Much like Hank Williams, Choates paired remarkable artistic gifts with devastating personal hardship. A severe alcoholic, he relinquished ownership of “Jole Blon” for $100 and a bottle of whiskey. Chronic failure to appear at booked engagements prompted the musicians union in San Antonio to blacklist him and triggered the breakup of his band. His end proved equally grim: after a judge jailed him for contempt over unpaid $20 weekly support obligations to his son and daughter following divorce, three days without alcohol drove him to slam his head against the cell bars, sending him into a coma from which he never recovered; he died on July 17, 1951.

Choates entered the world in either Rayne or New Iberia, Louisiana, before relocating with his mother to Port Arthur, Texas, in the 1930s. Eschewing school, he passed countless childhood hours in bars and taverns, absorbing honky tonk and blues discs from jukeboxes. By age twelve he was already performing fiddle for tips inside barbershops.

He began his professional career playing in Cajun groups fronted by Leo Soileau and Leroy “Happy Fats” LeBlanc, then assembled his own unit, the Melody Boys, in 1946. That same year he reworked the classic Cajun song “Jolie Blonde” for his daughter Linda and cut it for Gold Star. Although Aubrey “Moon” Mullican’s version became a country hit, Choates had surrendered all rights and received no further payment. He and the Melody Boys maintained a brisk output, releasing more than two dozen sides for Gold Star across 1946 and 1947. By transplanting the Western swing of Bob Wills & His Texas Playboys into Cajun repertoire, he earned the title “the fiddle king of Cajun swing.”

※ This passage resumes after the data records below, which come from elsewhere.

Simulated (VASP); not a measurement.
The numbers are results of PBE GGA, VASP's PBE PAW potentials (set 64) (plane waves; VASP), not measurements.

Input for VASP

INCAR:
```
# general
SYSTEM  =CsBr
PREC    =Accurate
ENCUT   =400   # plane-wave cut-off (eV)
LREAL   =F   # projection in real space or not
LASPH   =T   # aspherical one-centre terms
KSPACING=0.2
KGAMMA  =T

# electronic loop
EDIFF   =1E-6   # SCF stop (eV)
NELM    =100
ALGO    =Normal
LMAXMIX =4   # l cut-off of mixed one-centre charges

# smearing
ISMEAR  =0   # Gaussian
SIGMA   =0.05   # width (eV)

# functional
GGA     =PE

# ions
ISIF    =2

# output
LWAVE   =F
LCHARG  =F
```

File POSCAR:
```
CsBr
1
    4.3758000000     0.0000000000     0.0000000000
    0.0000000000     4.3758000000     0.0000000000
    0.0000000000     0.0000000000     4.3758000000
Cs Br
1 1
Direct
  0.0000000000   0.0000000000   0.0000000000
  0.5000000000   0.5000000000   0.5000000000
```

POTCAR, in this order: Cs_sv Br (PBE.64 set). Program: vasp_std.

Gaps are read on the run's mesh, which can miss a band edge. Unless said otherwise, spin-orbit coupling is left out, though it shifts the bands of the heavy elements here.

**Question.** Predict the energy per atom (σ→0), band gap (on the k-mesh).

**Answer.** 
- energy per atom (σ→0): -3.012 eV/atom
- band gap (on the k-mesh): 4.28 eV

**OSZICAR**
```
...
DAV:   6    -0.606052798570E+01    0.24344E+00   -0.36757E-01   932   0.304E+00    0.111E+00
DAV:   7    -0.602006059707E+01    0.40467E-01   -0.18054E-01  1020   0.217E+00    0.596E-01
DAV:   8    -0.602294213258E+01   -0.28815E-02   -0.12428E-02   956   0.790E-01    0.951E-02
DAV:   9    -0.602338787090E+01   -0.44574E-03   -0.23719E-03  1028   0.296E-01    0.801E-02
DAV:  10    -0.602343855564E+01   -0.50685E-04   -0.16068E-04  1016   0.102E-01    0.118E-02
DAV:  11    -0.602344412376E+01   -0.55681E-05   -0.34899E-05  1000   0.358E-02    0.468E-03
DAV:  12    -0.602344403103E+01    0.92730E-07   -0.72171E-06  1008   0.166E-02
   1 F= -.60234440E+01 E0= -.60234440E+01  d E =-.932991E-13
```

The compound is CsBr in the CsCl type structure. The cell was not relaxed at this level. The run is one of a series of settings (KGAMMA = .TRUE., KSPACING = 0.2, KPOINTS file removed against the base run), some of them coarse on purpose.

After the Melody Boys disbanded in 1951, Choates appeared with Jesse James & His Gang on radio station KTBC, yet his decline concluded only months later. His grave remained unmarked until 1980, when supporters funded a headstone inscribed with the bilingual epitaph “Purrain de la Musique Cajun -- The Godfather of Cajun Music.” In the mid-’60s, Cajun musician Rufus Thibodeaux became one of the first to salute Choates’ influence by recording the album A Tribute to Harry Choates.